Gold & Silver Market 7-5-2015
Last week was a very mixed one for precious metals with gold and silver down, but some gains in the platinum group. The whole period was overshadowed by the accelerating crisis in Europe, where Greece became the first developed nation to default on an IMF loan and now looks likely to be pushed out of the Euro – possibly as early as this week. That’s caused predictable excitement in the equities markets, with US stocks rising at the prospect of the Euro rising without Greek debt acting as an anchor. Meanwhile European markets slumped in the face of the chaos on their doorstep and China’s key index, the Shanghai Composite, followed them down.

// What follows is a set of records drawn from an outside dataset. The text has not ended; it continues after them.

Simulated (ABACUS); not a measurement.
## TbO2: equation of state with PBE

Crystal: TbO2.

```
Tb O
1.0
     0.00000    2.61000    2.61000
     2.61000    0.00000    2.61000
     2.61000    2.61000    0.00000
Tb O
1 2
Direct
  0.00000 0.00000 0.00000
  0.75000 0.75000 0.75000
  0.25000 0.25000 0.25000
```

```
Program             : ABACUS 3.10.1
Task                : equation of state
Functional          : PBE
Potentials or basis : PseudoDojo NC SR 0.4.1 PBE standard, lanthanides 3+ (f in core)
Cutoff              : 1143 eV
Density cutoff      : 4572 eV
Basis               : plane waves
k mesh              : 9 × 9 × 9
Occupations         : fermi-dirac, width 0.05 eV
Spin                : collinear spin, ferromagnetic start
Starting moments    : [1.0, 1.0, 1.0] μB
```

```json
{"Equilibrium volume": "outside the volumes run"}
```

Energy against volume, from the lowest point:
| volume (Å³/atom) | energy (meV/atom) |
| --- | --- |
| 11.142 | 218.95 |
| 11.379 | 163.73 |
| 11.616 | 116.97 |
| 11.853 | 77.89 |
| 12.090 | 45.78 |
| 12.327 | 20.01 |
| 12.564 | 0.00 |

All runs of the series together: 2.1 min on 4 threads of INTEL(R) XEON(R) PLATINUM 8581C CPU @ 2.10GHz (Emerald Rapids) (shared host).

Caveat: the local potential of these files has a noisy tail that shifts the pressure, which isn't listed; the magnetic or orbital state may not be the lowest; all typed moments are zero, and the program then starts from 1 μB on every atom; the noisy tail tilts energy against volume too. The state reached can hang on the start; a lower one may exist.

Conventional wisdom says gold should have done well last week, thanks to its traditional value as a safe haven in times of trouble, but that didn’t happen. Instead the spot price started falling when markets opened on Monday and dropped through to Thursday. On Friday it picked up slightly but not enough to recover all its losses; the final price for the week was $1,168.30. At just $5.90 down on the previous Friday that’s far from a disaster, but it’s not a great result either.
Silver’s performance was similar. It lost 6 cents over the period, mostly in the early part of the week, but as that’s a loss of a fraction of a percent it’s not serious. Realistically, given silver’s weak performance recently, it was better than many analysts were expecting. It’s also true that the non-US equities slump should have seen silver rising, but not a lot was gaining value last week.
Moving on to the platinum group the picture is slightly more varied. Platinum itself managed to climb slightly, closing $3 up at $1,083. It’s such a tiny rise that nobody should be getting excited about it, but it is encouraging that what movement there was saw the price going in the right direction for a change. Future prospects are mixed; a stronger Euro would hurt German auto sales, reducing industrial demand for platinum group metals, but rejuvenated US exports might take up the slack.
Palladium also managed to get a few dollars back, ending the week up $6 at $683. Again a very small increase but with luck it means the slide we’ve seen over the past few weeks is bottoming out. Industrial demand is likely to follow the same track as platinum in the near future.
Rhodium, the weakest precious metal for a long time now, bucked the platinum group trend to fall heavily last week. A steep decline on Monday and Tuesday saw it drop to $845 an ounce, $40 down on the Friday before. That’s a loss of close to 5 percent, not as bad as the previous week but still serious. If you’re still holding rhodium it’s time to seriously consider moving out of it, because there’s no sign of a turnaround in the near future.
Overall last week wasn’t too bad. There were some losses, but apart from rhodium nothing major. A lot’s going to ride on what happens with the Euro this week, so keep an eye on the news and be ready to move fast – especially on silver and gold.